For the guys: Manliest homes in America

April 2, 2012 | Comments Off on For the guys: Manliest homes in America

Courtesy of DIY Network

NASCAR driver Jimmie Johnson had a $35,000 custom garage built for his dad’s Statesville, N.C. home. One of the more notable features is the underground hydraulic lift in the middle of the floor.

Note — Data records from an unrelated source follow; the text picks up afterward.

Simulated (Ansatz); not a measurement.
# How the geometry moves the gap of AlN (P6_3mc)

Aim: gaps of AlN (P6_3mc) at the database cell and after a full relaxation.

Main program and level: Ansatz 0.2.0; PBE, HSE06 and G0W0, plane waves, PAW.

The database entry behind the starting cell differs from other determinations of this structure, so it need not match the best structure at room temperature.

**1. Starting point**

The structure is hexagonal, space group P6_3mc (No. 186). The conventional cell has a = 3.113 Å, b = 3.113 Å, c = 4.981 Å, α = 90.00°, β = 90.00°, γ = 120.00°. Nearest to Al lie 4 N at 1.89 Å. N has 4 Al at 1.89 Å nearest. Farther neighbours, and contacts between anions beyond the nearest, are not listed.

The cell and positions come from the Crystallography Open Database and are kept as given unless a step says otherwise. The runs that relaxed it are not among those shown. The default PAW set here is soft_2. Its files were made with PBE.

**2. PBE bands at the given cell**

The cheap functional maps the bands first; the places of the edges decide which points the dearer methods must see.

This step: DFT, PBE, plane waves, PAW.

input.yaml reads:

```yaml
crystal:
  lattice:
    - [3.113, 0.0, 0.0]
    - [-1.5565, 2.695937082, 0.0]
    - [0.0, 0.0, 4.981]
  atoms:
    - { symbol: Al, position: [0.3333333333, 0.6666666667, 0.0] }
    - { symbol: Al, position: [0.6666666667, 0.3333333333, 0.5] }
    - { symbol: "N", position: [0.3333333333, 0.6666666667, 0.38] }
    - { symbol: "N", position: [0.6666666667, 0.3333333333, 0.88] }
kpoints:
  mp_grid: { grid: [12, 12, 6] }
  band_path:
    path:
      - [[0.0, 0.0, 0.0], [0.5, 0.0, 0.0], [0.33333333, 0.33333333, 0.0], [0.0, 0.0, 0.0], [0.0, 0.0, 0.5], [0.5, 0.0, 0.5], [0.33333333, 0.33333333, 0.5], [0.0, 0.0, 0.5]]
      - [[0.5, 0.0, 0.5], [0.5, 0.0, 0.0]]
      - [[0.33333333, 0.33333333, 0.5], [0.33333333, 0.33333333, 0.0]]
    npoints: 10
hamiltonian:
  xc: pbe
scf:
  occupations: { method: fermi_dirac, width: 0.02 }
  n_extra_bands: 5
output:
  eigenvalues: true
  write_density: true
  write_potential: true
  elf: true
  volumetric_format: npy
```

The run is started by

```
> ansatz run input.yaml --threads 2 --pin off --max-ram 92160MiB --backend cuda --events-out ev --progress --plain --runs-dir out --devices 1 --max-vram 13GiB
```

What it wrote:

By Rachel Cericola, Men’s Health

For some guys, a house is just a pile of sticks. But others see where they hang their hat as an expression of their true identity. “Masculine design can be seen in textures, colors and materials used,” says Meg Caswell, host of the DIY Network’s “Meg’s Great Rooms.” In other words, it’s not just about that 60-inch plasma screen with the blabbedy-blah sound system and receiver. It’s about finding the right chair to match that custom-built oak mantle. Or taking pride in the contours of an archway. Or, to paraphrase the Big Lebowski, finding a rug that really ties the room together. See, men don’t just build. They create. For visual evidence, check out these modern American temples dedicated to testosterone.

The Corleone compound
Photo courtesy of Connie Profaci Realty

“The Godfather” was here.

Leave the gun, take the canopies. This $2.9 million home located in the Todt Hill section of Staten Island, N.Y., was used in the classic film “The Godfather” (in the backyard, you might recognize where director Francis Ford Coppola staged the famous wedding scene and Don Corleone’s untimely back garden demise). The layout of the Tudor home makes the place look like it’s part of a true Family fortress, with amenities that include a basement pub, butler’s pantry, four-car garage and two fireplaces. It also has an in-ground pool in case you want to sleep (or swim) with the fishes. And if that’s not authentic enough, when the home went up for sale in 2010, owner James Norton threw in Marlon Brando’s cue cards for additional bragging rights. Horse’s head not included. 

The Wright stuff

This 1,959-square-foot Cincinnati home is an architecture geek’s dream. That’s because it’s one of the last works created by design visionary Frank Lloyd Wright (Brad Pitt is a fan). With 10-foot-tall doors that lead out to a terrace that wraps around the house, “it’s hard to tell whether you are inside or outside,” says owner Chuck Lohre, “but that was one of Mr. Wright’s signature styles.” Known as The Boulter House, the structure falls under FLW’s “Usonian” moniker, meaning it’s simple, yet sleek. That said, it doesn’t skimp on unique extras, such as 24 feet of built-in seating and bookshelves, a suspended staircase, and 450 square feet of glass to gaze out at the surrounding forest. Purchased for $455,000 back in 2002, Lohre hasn’t messed too much with the master’s vision. The kitchen and carport have been restored, and Lohre also finished off a bathroom that was started in 1958.

The pimped-out treehouse

Situated on 31 acres on top of a ridge, this 4,300-square-foot Tennessee home is the ultimate boys’ club (without the girlie mags and secret passwords). To become one with nature, designer Brad Norris of Norris Architecture blended the design with its wooded surroundings. The living room and pavilion areas offer the visuals and openness of the great outdoors, while the office and bedroom cocoon inhabitants in a cave-like atmosphere. Almost every inch of the $1.99 million home is authentic, too, with actual cypress or western lodgepole pine trees throughout. “No fake stuff,” says Norris. “Real stone, real wood, real structure.” Real cool.

The high roller’s room

Photo courtesy of

No need to leave home.

You can’t spit without hitting something insanely fun in this 24,500-square-foot mansion located in Washington, Utah (and priced at $6.995 million). Previously featured on MTV’s “Teen Cribs,” the 10-bathroom home with an all-wood elevator features a two-lane bowling alley, two Cineplex-style home theaters, and a sports pub with four flat-screen TVs above the pool table for multiple viewing angles. “Having a bowling alley in your home says, ‘You’ve made it!'” says Meg Caswell, host of the DIY Network’s “Meg’s Great Rooms.” After all, Richard Nixon installed one in the White House. But does 1600 Pennsylvania Ave. also have a handcrafted solid wood slide, a six-car garage, and 3,500 square feet of patio and deck space with its own outdoor kitchen? Yeah, didn’t think so.